War and Population Displacement in Europe in the 20th Century

October 15, 2007

The latest issue of Contemporary European History has for its theme population displacements caused by the two world wars. There are too many articles to mention here, but do be sure to look at the Introduction by Peter Gatrell as it nicely sets the issue within a broader historiographic context.

Also in this issue is a review article by Mark Gilbert on new perspectives on the history of the European Community.

Eugenics and Public History

October 10, 2007

The current issue of The Public Historian is devoted to eugenics. There’s a wealth of material: the issue covers the creation of exhibits, case studies of the public history of eugenics, and archives and media.

Review of Rediker’s “Slave Ship”

October 9, 2007

The Christian Science Monitor has a review of Marcus Rediker’s latest work The Slave Ship: A Human History:

The story is largely told through a tapestry of firsthand accounts from slave merchants, ship captains, sailors, abolitionists, and the enslaved themselves, who are tracked from their initial capture in interior African villages (typically by rival tribes) to their ultimate sale in the Americas. The result is akin to a good documentary film in which greater truths unfold from a sequence of personal stories.

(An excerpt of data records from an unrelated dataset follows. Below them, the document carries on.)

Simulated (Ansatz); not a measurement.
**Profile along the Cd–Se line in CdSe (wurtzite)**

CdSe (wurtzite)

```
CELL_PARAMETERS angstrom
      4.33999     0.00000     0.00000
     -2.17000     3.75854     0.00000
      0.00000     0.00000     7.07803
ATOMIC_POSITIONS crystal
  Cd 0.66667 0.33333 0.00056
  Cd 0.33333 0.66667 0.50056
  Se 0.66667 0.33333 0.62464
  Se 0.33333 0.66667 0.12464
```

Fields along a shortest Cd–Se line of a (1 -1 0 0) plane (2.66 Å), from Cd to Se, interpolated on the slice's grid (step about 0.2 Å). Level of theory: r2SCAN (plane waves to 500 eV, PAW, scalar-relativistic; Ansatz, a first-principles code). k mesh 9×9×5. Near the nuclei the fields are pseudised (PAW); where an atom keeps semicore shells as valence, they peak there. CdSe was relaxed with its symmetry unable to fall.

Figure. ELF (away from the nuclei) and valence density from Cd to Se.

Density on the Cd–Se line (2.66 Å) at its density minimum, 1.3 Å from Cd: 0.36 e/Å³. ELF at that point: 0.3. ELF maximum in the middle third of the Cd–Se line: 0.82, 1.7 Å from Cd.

This method also allows readers to slowly absorb and process the full range of horrors, which a more conventional approach might have allowed them to become numb to: people chained in hot, densely packed, poorly ventilated quarters covered in the bile, blood, and excrement of the sick and dying; the routine rape of enslaved women and girls; the ghastly reprisals against those unwilling or unable to follow the officer’s commands; the packs of hungry sharks that followed slave ships, waiting to consume the bodies of the dead, dying, or suicidal.

Symposium on the History of the Book

October 5, 2007

The current issue of Modern Intellectual History features a symposium titled “What Was the History of the Book?” From the introduction:

In July 2005 a symposium took place under the auspices of the Centre for the History of the Book at the University of Edinburgh, the aim of which was to bring together three of today’s most influential practitioners of “book history” in order to take stock of how the field had developed over this prolific period. While we had initially intended to ask our speakers to speculate on that disciplinary history, as well as its potential future, the great danger of such exercises is that they can drift off into abstract speculation. In the end, we asked them to reflect on specific texts that they had written, to speculate on the kinds of influence that had informed them and to tell us how they would do things differently today. Thereby not only did we hope to get a more intimate sense of the moment of these influential texts, texts that have become absolutely central to the subject as it has developed in recent years, but more generally it was hoped that we would achieve a clearer sense of what it is that we do as historians of the book, why we do it and what its scholarly implications can or should be today.

The articles (links are to the Cambridge UP abstracts):

Bill Bell, What was the History of the Book? Introduction

Robert Darnton, “What is the History of Books?” Revisited

Roger Chartier, The Order of Books Revisited

Peter Burke, A Social History of Knowledge Revisited

David D. Hall, What was the History of the Book? A Response

September 2007 Issue of the Journal of American History

September 27, 2007

The latest issue of The Journal of American History features the following articles (links to History Cooperative articles):

Allen C. Guelzo, Houses Divided: Lincoln, Douglas, and the Political Landscape of 1858

Thomas A. Stapleford, Market Visions: Expenditure Surveys, Market Research, and Economic Planning in the New Deal

Andrea Friedman, The Strange Career of Annie Lee Moss: Rethinking Race, Gender, and McCarthyism

Susan J. Matt, You Can’t Go Home Again: Homesickness and Nostalgia in U.S. History

And three review essays:

Jan Shipps, Richard Lyman Bushman, the Story of Joseph Smith and Mormonism, and the New Mormon History

Richard Lyman Bushman, What’s New In Mormon History: A Response to Jan Shipps

Laurie F. Maffly-Kipp, Putting Religion on the Map

Two Reviews of Halberstam’s “The Coldest Winter”

September 25, 2007

The New York Times and the Christian Science Monitor both have recent reviews of David Halberstam’s final book The Coldest Winter: America and the Korean War.